Houston’s review board didn’t appear to reduce the number of suspects who were killed or wounded by police officers. From 2007 to 2011 – the five years preceding the board’s creation – the police killed an average of 9.8 suspects annually, and wounded 13.2. The number of killed and wounded rose to 10 and 16, respectively, in the five years after the board was established. The number of near misses or cases where the injury status of the suspect was unknown increased more substantially, from an average of 13 to 23 cases a year.
Before the Board was established, Houston’s murder rate was falling and falling relative to the rest of Texas. Immediately after the board was established, Houston’s murder rate rose, and rose faster than the rest of Texas. From 2007 to 2011, Houston’s murder rate fell by 43%. By 2016, the rate was back up by 40%. Perhaps the city suffered because the police department proceeded too cautiously with the new review board looking over its shoulder.
Those percentages represent real lives. The number of murders in Houston fell from 351 in 2007 to 198 in 2011, and then rose to 301 in 2016. Something clearly changed in 2011, and it is hard to think of any other likely explanation.

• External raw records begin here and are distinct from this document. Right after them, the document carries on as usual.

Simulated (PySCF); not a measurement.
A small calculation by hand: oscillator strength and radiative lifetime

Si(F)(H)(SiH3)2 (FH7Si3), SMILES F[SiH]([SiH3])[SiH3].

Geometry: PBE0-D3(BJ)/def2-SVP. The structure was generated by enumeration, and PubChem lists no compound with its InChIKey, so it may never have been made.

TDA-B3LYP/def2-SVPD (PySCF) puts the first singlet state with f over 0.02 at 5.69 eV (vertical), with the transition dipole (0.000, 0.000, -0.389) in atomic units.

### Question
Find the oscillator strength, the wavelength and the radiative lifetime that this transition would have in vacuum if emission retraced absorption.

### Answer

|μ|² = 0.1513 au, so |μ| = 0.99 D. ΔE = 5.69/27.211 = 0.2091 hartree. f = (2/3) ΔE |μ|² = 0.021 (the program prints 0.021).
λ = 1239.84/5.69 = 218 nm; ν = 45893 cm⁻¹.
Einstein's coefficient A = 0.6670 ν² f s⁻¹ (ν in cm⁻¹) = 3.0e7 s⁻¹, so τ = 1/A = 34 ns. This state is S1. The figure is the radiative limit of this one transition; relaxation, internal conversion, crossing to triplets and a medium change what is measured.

Houston’s rape rate increased by 44% after the Board was created, and rose 8% faster than in the rest of Texas. Houston’s aggravated assault rate went up by 14%, 15% faster than elsewhere in the state. There was improvement in only one category of violent crime: assaults fell by 3%, and fell 12% more sharply than in the rest of Texas.
Review boards may increase crime not only because they discourage the police from doing their job, but if they are used to exaggerate racial discrimination by police, they risk doing what they were designed to prevent. They may alienate citizens from the police and discourage minorities from helping police solve crimes.
Overall, it doesn’t seem that Houston’s review board helped the city. Indeed, it may have endangered lives, especially those of blacks living in high-crime neighborhoods who are most in need of bold police action. Increased oversight sure sounds like a good thing, but a review board risks politicizing the process. Boards may create the very problems in the minority communities that they were designed to solve.